Dead Load Completely Counteracts Overturning

Full Uniform Dead Load

Consider the case of a full uniform dead load q across the top of the wall, with shear force F, and define q' = 2Fh/L² < q as the amount of dead load needed to completely counteract overturning. Assume the remaining load (q-q’) is passed straight through as the reaction at the base of the wall. Define O = Fh/L as the overturning force, where L is the shearwall length (for simplicity we will neglect the hold-down offset). The free body diagram is shown below:

The arrow at the center represents the sum of the forces at the top and bottom, at the centroid of those forces.
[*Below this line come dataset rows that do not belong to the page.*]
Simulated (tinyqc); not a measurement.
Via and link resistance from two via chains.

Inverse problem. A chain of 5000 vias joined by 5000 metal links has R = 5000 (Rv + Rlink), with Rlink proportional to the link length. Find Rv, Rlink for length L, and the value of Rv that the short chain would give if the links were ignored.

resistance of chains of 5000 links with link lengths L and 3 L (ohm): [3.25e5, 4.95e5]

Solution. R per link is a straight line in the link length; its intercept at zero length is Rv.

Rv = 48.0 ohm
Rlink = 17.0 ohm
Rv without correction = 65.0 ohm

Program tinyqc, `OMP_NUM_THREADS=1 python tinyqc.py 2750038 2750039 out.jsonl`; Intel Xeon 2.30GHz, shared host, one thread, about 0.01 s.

To check static equilibrium, sum moments about the bottom left corner:

                M =   Fh + q'L* L/2  - q'L * L

                    =      q'L²/2 + q'L²/2 -  q’L²

                    =      0

About the bottom right:

                M =   Fh -  q’L*L/2

                    =   q’L²/2 – q’L^2/2

                    =    0

Note that the compressive reaction at the end is twice the overturning force Fh/L, so the amount of dead load concentrated at that end equals the overturning force.

Partial Dead Load at Segment Ends

Consider the case that you have used the Dead or Wind Uplift Load Concentrated at End Chords setting to restrict the amount of dead load used to counteract overturning, but it still completely counteracts overturning.

Define

D’ =    q₁ (l₁   -  l₁² /2L) +  q₂ l₂² /2L     

as the dead force at the tension end if all the dead load was used to counteract overturning. Refer to Dead Load Does Not Completely Counteract Overturning for definitions of these symbols and a derivation.

Define q₁’ and q₂’ such that q’ =  q * O / D' , where O = Fh/L.

The free body of the wall segment is shown below:

The force as the compression end is still twice the overturning force Fh/L.